30.An opportunity cost:
A. Is an unavoidable cost because it remains the same regardless of the alternative chosen.
B. Requires a current outlay of cash.
C. Results from past managerial decisions.
D. Is the potential benefit lost by choosing a specific alternative course of action among two or more.
E. Is irrelevant in decision making because it occurred in the past.
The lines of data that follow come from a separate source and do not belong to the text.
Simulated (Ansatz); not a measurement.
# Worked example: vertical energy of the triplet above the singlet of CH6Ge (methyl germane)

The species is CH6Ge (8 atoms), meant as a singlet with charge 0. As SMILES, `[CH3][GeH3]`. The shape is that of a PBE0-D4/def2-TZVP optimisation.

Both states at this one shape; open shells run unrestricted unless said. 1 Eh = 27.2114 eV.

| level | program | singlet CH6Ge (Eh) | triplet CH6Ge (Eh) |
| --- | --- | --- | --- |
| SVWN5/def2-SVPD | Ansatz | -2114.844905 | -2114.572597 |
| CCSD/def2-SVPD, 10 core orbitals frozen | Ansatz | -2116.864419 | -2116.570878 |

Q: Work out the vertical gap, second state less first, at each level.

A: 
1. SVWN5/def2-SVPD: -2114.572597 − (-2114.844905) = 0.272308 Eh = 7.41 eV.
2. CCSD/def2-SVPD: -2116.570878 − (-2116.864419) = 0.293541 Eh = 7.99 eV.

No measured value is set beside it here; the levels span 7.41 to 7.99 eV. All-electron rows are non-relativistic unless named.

31.The potential benefits lost by taking a specific action when two or more alternative choices are available is known as a(n):
A. Alternative cost.
B. Sunk cost.
C. Out-of-pocket cost.
D. Differential cost.
E. Opportunity cost.
32.A cost that requires a future outlay of cash, and is relevant for current and future decision making, is a(n):
A. Out-of-pocket cost.
B. Sunk cost.
C. Opportunity cost.
D. Operating cost.
E. Uncontrollable cost.
33.A cost that cannot be avoided or changed because it arises from a past decision, and is irrelevant to future decisions, is called a(n):
A. Uncontrollable cost.
B. Incremental cost.
C. Opportunity cost.
D. Out-of-pocket cost.
E. Sunk cost.
34.A company paid $200,000 ten years ago for a specialized machine that has no salvage value and is being depreciated at the rate of $10,000 per year. The company is considering using the machine in a new project that will have incremental revenues of $28,000 per year and annual cash expenses of $20,000. In analyzing the new project, the $200,000 original cost of the machine is an example of a(n):
A. Incremental cost.
B. Opportunity cost.
C. Variable cost.
D. Sunk cost.
E. Out-of-pocket cost.
35.An additional cost incurred only if a company pursues a particular course of action is a(n):
A. Period cost.
B. Pocket cost.
C. Discount cost.
D. Incremental cost.
E. Sunk cost.
36.A company is considering a new project that will cost $19,000. This project would result in additional annual revenues of $6,000 for the next 5 years. The $19,000 cost is an example of a(n):
A. Sunk cost.
B. Fixed cost.
C. Incremental cost.
D. Uncontrollable cost.
E. Opportunity cost.
37.Gordon Corporation inadvertently produced 10,000 defective digital watches. The watches cost $8 each to produce. A salvage company will purchase the defective units as they are for $3 each. Gordon's production manager reports that the defects can be corrected for $5 per unit, enabling them to be sold at their regular market price of $12.50. Gordon should:
A. Sell the watches for $3 per unit.
B. Correct the defects and sell the watches at the regular price.
C. Sell the watches as they are because repairing them will cause their total cost to exceed their selling price.
D. Sell 5,000 watches to the salvage company and repair the remainder.
E. Throw the watches away.
38.Chang Industries has 2,000 defective units of product that have already cost $14 each to produce. A salvage company will purchase the defective units as they are for $5 each. Chang's production manager reports that the defects can be corrected for $6 per unit, enabling them to be sold at their regular market price of $21. Chang should:
A. Throw the units away.
B. Sell the units to the salvage company for $5 per unit.
C. Sell the units as they are because repairing them will cause their total cost to exceed their selling price.
D. Sell 1,000 units to the salvage company and repair the remainder.
E. Correct the defects and sell the units at the regular price.
39.Chang Industries has 2,000 defective units of product that have already cost $14 each to produce. A salvage company will purchase the defective units as they are for $5 each. Chang's production manager reports that the defects can be corrected for $6 per unit, enabling them to be sold at their regular market price of $21. The incremental income or loss on reworking the units is:
A. $20,000 loss.
B. $20,000 income.
C. $12,000 loss.
D. $32,000 income.
E. $30,000 income.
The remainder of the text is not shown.